/predict-water-pump-failure

Team "Hans and Franz", competing in the Driven Data challenge https://www.drivendata.org/competitions/7/page/23/

Primary LanguageJupyter Notebook

TEAM NOTE: PLEASE POST ANY USEFUL PLOT IMAGES ON SLACK BY 04/11

Pump It Up! Data Mining the Water Table

A DrivenData.org competition undertaken by Metis Data Science Fellows (Spring 2016, San Francisco).

Team Hans'nFranz gonna "pump... [the water] up!":


Web App Screenshot


Baseline Model 1 - M.V.P.

See "APPENDIX - Data Discovery Notes" for reasoning.

status_group ~ C(construction_decade) + C(quantity) + population +
    gps_height + C(basin) + C(district_codes) + C(scheme_management) +
    C(extraction_type_group) + C(water_quality) + C(quantity) +
    C(water_quality*source?) + C(extraction_type_group * waterpoint_type?) 

Exploratory Findings

Key Predictors

On an initial pass, and without an impute strategy for missing values (of which there are quite a few) we see the following relationships between numerics, discretes, and time type predictors that offer some clues as to their candidacy in the initial baseline model.

Numeric Predictors

There are 3 purely numeric predictors (not factoring in location variables). There are quite a few missing values amongst our numerics: Specifically,

Numeric Variable % Missing Values
*amount_tsh 70
*num_private 98.7
*population 36

We impute the population with the mean of its neighboring regions (subvillages, ward, lga, region_code). We see that population informs pump health slightly (or perhaps it's reverse causal): as population goes up (values get sparse beyond a 1000 so it's hard to tell) "non functional" and "functional needs repair" class distribution go up somewhat.

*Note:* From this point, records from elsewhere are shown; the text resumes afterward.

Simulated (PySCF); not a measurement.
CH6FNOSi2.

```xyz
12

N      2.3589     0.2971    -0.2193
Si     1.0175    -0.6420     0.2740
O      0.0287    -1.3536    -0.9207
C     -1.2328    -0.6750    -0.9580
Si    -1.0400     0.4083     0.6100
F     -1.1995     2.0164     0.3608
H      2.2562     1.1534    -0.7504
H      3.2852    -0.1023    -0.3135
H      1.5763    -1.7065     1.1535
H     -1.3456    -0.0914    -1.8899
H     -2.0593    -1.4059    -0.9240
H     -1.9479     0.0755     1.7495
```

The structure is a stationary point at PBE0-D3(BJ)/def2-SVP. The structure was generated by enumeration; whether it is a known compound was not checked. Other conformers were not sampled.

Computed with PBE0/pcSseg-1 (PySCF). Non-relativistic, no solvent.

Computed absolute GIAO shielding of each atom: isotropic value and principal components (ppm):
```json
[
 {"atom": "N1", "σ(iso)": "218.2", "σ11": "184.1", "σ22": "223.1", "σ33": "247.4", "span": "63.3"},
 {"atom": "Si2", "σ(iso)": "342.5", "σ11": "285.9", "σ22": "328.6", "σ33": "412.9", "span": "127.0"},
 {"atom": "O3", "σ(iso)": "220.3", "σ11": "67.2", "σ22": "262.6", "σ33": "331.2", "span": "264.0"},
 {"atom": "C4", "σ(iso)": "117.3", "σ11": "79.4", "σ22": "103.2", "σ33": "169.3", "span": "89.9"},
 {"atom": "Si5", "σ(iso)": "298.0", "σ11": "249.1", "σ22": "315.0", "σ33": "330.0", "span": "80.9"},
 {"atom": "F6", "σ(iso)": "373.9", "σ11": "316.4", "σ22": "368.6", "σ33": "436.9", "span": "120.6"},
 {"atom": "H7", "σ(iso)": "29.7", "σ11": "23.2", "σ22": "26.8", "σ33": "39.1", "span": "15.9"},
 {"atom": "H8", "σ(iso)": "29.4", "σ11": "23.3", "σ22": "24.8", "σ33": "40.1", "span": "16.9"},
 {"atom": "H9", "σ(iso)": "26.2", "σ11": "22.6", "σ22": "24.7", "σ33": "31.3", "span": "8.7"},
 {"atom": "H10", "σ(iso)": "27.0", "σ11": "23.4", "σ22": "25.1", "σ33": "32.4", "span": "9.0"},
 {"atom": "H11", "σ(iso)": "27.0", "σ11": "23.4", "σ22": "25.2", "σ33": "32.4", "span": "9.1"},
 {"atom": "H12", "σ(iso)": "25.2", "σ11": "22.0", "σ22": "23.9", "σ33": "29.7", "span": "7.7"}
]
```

Population Distribution by Pump Health

  • Choosing not to investigate amount_tsh for right now. Too many missing values.
  • num_private has extremely sparse values; there is no description and it's difficult to impute without more domain knowledge. Choosing to exclude from his model.

Datetime Predictors

We're dealing with 2 potential predictors here: recorded_date and construction_year. Construction year seems to be a healthy predictor of pump health status. The graph below shows, not surprisingly, that older pumps breakdown a lot more than the newer ones. There is also the '0' group which grouped missing construction year. Pumps needing repair are more or less evenly spread out by age of pump. This facts suggest either that newer pumps breakdown less, or that maintenance is better lately, or both.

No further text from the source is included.